The case, Bilski v. Kappos, centers around the interpretation of Article I, Section 8, Clause 8 of the U.S. Constitution: "The Congress shall have the power ... to promote the progress of science and the useful arts, by securing for limited times to authors and inventors the exclusive right to their respective writings and discoveries."
In 1997, business partners Bernard Bilski and Rand Warsaw applied for a patent, seeking to protect a business method they developed for hedging risk in commodities trading. The Patent and Trademark Office rejected the application, judging that it did not meet the requirements for a patentable business method. "The invention," wrote the patent examiner, "is not implemented on a specific apparatus and merely manipulates an abstract idea and solves a purely mathematical problem without any limitation to a practical application."
That decision sparked a 12-year battle that has divided observers and will now be decided by the highest court in the land.
Should the court affirm an appellate court's ruling that the Bilski patent should not be issued, patent lawyers say, the floodgates may be opened to invalidating tens of thousands of business-methods patents already in place. Many intellectual-property experts believe software companies, for example, could be at risk of losing patents on valuable software if the court finds for Bilski and Warsaw.

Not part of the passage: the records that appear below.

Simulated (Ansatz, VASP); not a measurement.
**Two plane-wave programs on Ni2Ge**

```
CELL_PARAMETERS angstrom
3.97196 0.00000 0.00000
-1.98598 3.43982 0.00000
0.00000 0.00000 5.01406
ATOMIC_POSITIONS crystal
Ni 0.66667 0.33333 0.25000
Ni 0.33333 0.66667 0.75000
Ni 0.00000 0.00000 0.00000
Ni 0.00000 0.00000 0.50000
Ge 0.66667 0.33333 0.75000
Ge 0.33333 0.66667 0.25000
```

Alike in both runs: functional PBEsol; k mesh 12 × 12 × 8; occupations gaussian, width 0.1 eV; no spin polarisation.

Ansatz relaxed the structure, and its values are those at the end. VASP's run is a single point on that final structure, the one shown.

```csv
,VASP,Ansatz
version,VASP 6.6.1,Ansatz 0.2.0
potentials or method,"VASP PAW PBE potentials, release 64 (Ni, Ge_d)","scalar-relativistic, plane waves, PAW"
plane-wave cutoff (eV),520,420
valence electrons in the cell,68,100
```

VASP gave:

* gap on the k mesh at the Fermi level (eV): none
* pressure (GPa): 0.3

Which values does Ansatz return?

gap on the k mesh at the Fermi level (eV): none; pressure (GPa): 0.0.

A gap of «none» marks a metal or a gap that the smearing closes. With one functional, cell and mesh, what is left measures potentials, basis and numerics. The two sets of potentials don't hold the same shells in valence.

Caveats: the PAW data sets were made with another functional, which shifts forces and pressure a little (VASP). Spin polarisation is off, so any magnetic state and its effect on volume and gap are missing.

Sources from the Buffalo legal community said it is a case that has been on their radar for quite some time, and their opinions on how the court should or will rule were mixed.
Vincent LoTempio, a registered patent attorney with Kloss Stenger & LoTempio, believes the rejection of Bilski's patent could have wide-ranging negative consequences.
"The plaintiff is saying, ‘We're the first person to come up with a way of doing this, why shouldn't we get value for it?' " he said. "Why would people even bother coming up with new ideas and ways of doing business if it's just going to be stolen from them?"
He said followers to his Twitter page - many of whom are patent attorneys - have also been weighing in on the Bilski case via daily tweets.
"Everybody's been talking about it. It's been highly anticipated," he said of the forthcoming decision.
LoTempio has read the transcripts of the oral arguments presented in the case this week. He said it is difficult to discern which way the court might be leaning based on the questions the justices have posed.
"What I'm hoping," he said, "is that the Supreme Court can see the value in people coming up with a business method and a new way of doing things."
From Bob Simpson's perspective, however, the Bilski case never should have reached the Supreme Court.
"I think it's much ado about nothing," said the Williamsville patent attorney, a partner in Simpson & Simpson PLLC. "It's very unlikely that the patents issued since State Street (a landmark 1990s case addressing business-method patents) will be thrown out."
Simpson sees the case as a chance for the high court to clarify the requirements for patentability. He said patenting something that amounts to nothing more than an idea about how to do something could create laughable scenarios going forward.
"If Bilski was in place and you were the first person to use a Hula-Hoop, you probably could have patented the demonstration of a Hula-Hoop and then collected a royalty from everyone that did it your way," he said, illustrating the potential complications that could arise if the court rules in Bilski's favor.
Michael Berchou, a partner at Phillips Lytle LLP, believes if the past is any indication, change may be on the horizon.
"Anytime a case is going up to the Supreme Court, I think it usually suggests that the Supreme Court sees something in the federal opinion that they want to take a closer look at, and there might be a change in the law," he said.
Berchou believes the court will affirm the lower court's rejection of the Bilski patent, but he says that is only one part of the equation.
"The bigger question is, are they going to set out a new standard that might impact software companies and the patents that are in effect today?" he said. "It can be very difficult in these cases to predict where they will come out, and the justices' questions suggest that maybe they don't know where they are going to come out either."